I want to use the HTML agility pack to parse image and href links from a HTML page,but I just don't know much about XML or XPath.Though having looking up help documents in many web sites,I just can't solve the problem.In addition,I use C# in VisualStudio 2005.And I just can't speak English fluently,so,I will give my sincere thanks to the one can write some helpful codes.

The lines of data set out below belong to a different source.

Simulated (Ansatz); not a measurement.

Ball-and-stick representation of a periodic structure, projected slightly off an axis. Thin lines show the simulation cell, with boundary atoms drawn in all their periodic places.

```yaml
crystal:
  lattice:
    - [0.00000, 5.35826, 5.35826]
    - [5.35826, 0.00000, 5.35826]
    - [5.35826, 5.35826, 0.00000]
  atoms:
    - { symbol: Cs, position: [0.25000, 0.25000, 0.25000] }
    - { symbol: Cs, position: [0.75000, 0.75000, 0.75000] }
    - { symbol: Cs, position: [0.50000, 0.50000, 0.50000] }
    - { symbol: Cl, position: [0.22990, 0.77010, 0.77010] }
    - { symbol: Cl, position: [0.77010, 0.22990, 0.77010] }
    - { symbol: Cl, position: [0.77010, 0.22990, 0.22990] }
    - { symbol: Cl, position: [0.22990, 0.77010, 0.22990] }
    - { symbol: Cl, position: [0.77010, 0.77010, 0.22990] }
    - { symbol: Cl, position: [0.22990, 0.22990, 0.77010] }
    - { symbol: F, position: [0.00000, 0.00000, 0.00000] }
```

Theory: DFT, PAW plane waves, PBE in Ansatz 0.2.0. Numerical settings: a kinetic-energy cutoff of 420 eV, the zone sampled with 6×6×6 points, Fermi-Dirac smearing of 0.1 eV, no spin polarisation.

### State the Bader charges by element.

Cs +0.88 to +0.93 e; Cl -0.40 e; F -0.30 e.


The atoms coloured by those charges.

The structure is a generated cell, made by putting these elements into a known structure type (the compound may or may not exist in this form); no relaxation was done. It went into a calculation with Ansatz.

The first example on the home page does something very similar, but consider:
HtmlDocument doc = new HtmlDocument();
doc.Load("file.htm"); // would need doc.LoadHtml(htmlSource) if it is not a file
doc.OptionEmptyCollection = true; // avoid null reference exception
foreach (HtmlNode link in doc.DocumentNode.SelectNodes("//a[@href]"))
{
string href = link.Attributes["href"].Value;
// store href somewhere
}
So you can imagine that for img@src, just replace each a
with img
, and href
with src
.
You might even be able to simplify to:
foreach (HtmlNode node in doc.DocumentNode.SelectNodes("//a/@href | //img/@src"))
{
HtmlAttribute href = node.Attributes["href"];
HtmlAttribute src = node.Attributes["src"];
list.Add((href ?? src).Value);
}
For relative url handling, look at the Uri
class.